7

I need to measure similarity between feature vectors using CCA module. I saw sklearn has a good CCA module available: https://scikit-learn.org/stable/modules/generated/sklearn.cross_decomposition.CCA.html

In different papers I reviewed, I saw that the way to measure similarity using CCA is to calculate the mean of the correlation coefficients, for example as done in this following notebook example: https://github.com/google/svcca/blob/1f3fbf19bd31bd9b76e728ef75842aa1d9a4cd2b/tutorials/001_Introduction.ipynb

How to calculate the correlation coefficients (as shown in the notebook) using sklearn CCA module?

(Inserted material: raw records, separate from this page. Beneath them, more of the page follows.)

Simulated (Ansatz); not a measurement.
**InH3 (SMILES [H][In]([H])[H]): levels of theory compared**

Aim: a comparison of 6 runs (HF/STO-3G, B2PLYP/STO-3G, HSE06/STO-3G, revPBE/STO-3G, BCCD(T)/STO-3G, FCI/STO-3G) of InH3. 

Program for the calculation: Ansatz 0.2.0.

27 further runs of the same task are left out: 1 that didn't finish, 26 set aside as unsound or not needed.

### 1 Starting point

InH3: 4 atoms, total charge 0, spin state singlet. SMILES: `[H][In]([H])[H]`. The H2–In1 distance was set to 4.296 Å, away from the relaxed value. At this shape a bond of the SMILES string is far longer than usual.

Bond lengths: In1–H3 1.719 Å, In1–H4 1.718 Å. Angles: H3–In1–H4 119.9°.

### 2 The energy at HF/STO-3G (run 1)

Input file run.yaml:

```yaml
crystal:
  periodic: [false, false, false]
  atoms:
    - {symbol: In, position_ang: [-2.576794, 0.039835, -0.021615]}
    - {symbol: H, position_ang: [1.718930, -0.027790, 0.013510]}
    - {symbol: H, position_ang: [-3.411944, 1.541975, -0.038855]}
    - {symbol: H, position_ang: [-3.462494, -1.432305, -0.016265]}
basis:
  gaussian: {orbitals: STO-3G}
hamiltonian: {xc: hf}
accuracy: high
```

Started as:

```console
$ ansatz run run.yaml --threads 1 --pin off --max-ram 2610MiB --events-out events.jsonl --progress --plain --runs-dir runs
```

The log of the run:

from sklearn.cross_decomposition import CCA
import numpy as np

U = np.random.random_sample(500).reshape(100,5)
V = np.random.random_sample(500).reshape(100,5)

cca = CCA(n_components=1)
cca.fit(U, V)

cca.coef_.shape                   # (5,5)

U_c, V_c = cca.transform(U, V)

U_c.shape                         # (100,1)
V_c.shape                         # (100,1)

This is an example of the sklearn CCA module, however I have no idea how to retrieve correlation coefficients from it.

desertnaut
  • 57,590
  • 26
  • 140
  • 166
user2207686
  • 107
  • 1
  • 8
  • implementation will go here eventually once I get to it: https://github.com/brando90/ultimate-utils/issues/10 I think one can use the cca directions (i.e. linear combination leared `a, b` or `w1, w2` of size `[n, p1], [n, p2]`) as following for the kth correlation: `correlation_k = pearson_correlation(a_k, b_k)`. Probably obtainable via some matrix multiplication like `a^T b` or something. Or using some singular value thing...idk if scipy gives us that. Btw, I've noticed that scipy is not very fast so idk if it's actually practically useful besides for debugging. – Charlie Parker Nov 12 '21 at 17:35
  • have you tried to use the numpy functio numpy.corrcoef https://numpy.org/doc/stable/referencehttps://numpy.org/doc/stable/reference/generated/numpy.corrcoef.html/generated/numpy.corrcoef.html – t2solve Nov 12 '21 at 17:37
  • @t2solve link is broken. – Charlie Parker Nov 12 '21 at 17:41
  • sorry once again; https://numpy.org/doc/stable/reference/generated/numpy.corrcoef.html – t2solve Nov 12 '21 at 18:34
  • Did you check the source code? https://github.com/scikit-learn/scikit-learn/blob/0d378913b/sklearn/cross_decomposition/_pls.py#L801 – bitbang Nov 12 '21 at 20:59

1 Answers1

8

In reference to the notebook you provided which is a supporting artefact to and implements ideas from the following two papers

  1. "SVCCA: Singular Vector Canonical Correlation Analysis for Deep Learning Dynamics and Interpretability". Neural Information Processing Systems (NeurIPS) 2017
  2. "Insights on Representational Similarity in Deep Neural Networks with Canonical Correlation". Neural Information Processing Systems (NeurIPS) 2018

The authors there calculate 50 = min(A_fake neurons, B_fake neurons) components and plot the correlations between the transformed vectors of each component (i.e. 50).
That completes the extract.